Joburg's pedestrians, cyclists catered for


With many residents walking or cycling to and from work, Joburg is gearing up to improve urban areas with dual use walkways and even skate routes.


Non-motorised transport infrastructure is one way of promoting urban regeneration and development.

Non-motorised transport includes walking, cycling, rickshaws, animal-drawn carts - especially in rural areas – and rollerblading and skateboarding; all of which do not rely on an engine or a motor for impetus.

Johannesburg has assigned R110-billion towards constructing bicycle routes and pedestrian walkways.

The allocation is part of the municipality‘s Integrated Transport Plan Framework (ITPF), which imagines a people-centred community with pedestrian-orientated mixed-use areas, with buildings that are connected by walkways and public spaces.

Close to 70% of commuters in Johannesburg are said to use non-motorised transport such as walking and cycling.

Walking is the second most important mode of transport in Johannesburg after the car, with 31% of commuters walking in the morning.

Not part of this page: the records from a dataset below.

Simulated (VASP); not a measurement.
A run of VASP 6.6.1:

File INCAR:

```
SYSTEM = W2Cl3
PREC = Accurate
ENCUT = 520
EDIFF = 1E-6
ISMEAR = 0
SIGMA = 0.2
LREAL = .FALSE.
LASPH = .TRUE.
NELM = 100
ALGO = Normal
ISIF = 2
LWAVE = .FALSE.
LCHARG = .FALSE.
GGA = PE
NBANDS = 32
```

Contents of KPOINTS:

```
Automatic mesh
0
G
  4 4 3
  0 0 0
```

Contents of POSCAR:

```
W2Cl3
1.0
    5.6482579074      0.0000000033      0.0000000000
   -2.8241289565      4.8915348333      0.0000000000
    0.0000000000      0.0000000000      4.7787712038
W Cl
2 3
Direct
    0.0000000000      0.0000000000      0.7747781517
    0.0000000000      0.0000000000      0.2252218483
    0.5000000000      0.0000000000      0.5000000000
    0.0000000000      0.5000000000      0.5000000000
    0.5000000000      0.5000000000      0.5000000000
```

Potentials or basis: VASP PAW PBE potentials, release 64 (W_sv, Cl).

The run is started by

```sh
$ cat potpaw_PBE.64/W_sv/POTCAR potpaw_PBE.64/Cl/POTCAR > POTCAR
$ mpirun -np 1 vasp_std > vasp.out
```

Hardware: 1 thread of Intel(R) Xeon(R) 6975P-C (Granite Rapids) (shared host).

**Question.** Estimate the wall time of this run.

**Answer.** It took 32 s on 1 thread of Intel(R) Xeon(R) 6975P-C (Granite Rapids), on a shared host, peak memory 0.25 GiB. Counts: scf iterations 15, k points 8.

The average walking trip is 23 minutes for work trips and 22 minutes for walking to schools and other educational institutions.

Cycling accounts for 0.2% of trips (3165 trips). Average travel time spent cycling to work is
42 minutes and 16 minutes to educational institutions.

In addition, walking is the most significant feeder mode for access to public transport. 

The majority, 90%, of walkers and cyclist are striders, people who walk and cycle out of choice.